Web 2.0 and GeoWeb 2.0 make real the dream of a new era of mapmaking. In particular, GNSS in combination with GIS, wireless communication and internet has revolutionised the way geo-information is collected and used. New media technologies may change laymen into voluntary collaborators. In the aftermath of a disaster, various stakeholders can collaborate with each other and interact with those affected to improve rescue and relief activities. In the urban environment, infrastructure planners and maintenance crews can benefit instantaneously and en route from geo-data delivered by civilians via the web. The new technologies also enable augmentation of Location Based Services in the ever increasing need for navigational assistance in urban conglomerates. People may add their navigational experience to help others find their path to, for example, an Italian restaurant, and provide appraisal of location and food. In such applications it is not algorithms running on computers that guide individuals and groups from point A to point B, but the real-life experience of flesh-and-blood beings.

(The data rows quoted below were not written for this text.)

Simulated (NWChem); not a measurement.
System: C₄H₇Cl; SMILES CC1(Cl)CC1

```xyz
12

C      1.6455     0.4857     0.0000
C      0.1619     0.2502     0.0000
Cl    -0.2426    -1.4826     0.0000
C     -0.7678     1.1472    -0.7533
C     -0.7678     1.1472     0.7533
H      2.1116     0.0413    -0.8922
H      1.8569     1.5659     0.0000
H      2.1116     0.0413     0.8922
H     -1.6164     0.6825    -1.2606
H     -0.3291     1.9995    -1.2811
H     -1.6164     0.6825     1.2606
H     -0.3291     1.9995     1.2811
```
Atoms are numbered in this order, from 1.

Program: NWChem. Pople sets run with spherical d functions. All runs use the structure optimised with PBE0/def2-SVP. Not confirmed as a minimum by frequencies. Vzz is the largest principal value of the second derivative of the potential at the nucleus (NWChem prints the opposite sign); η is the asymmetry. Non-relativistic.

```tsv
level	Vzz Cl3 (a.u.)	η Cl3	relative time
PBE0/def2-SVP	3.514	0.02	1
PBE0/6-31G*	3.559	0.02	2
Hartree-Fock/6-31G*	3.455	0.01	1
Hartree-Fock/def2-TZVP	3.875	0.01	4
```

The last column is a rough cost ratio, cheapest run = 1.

The latter immediately demonstrates one of the snags of bi-directional communication with low thresholds: the introduction of an uncontrolled level of subjectivity and unreliability. More information is needed and can be produced by exploitation of potentially over six billions sensors: the number of people living on this planet. But expert knowledge and procedures are required to guarantee a minimum level of quality. How to avoid hard disks filled with trash, how purge them of nonsense and blunders, how warrant the same standards as those provided by professionals? The stumbling blocks to this are presented not by technology but, as usual, by the data; and more specifically by its inherently erroneous nature, a feature common to any product of human activity.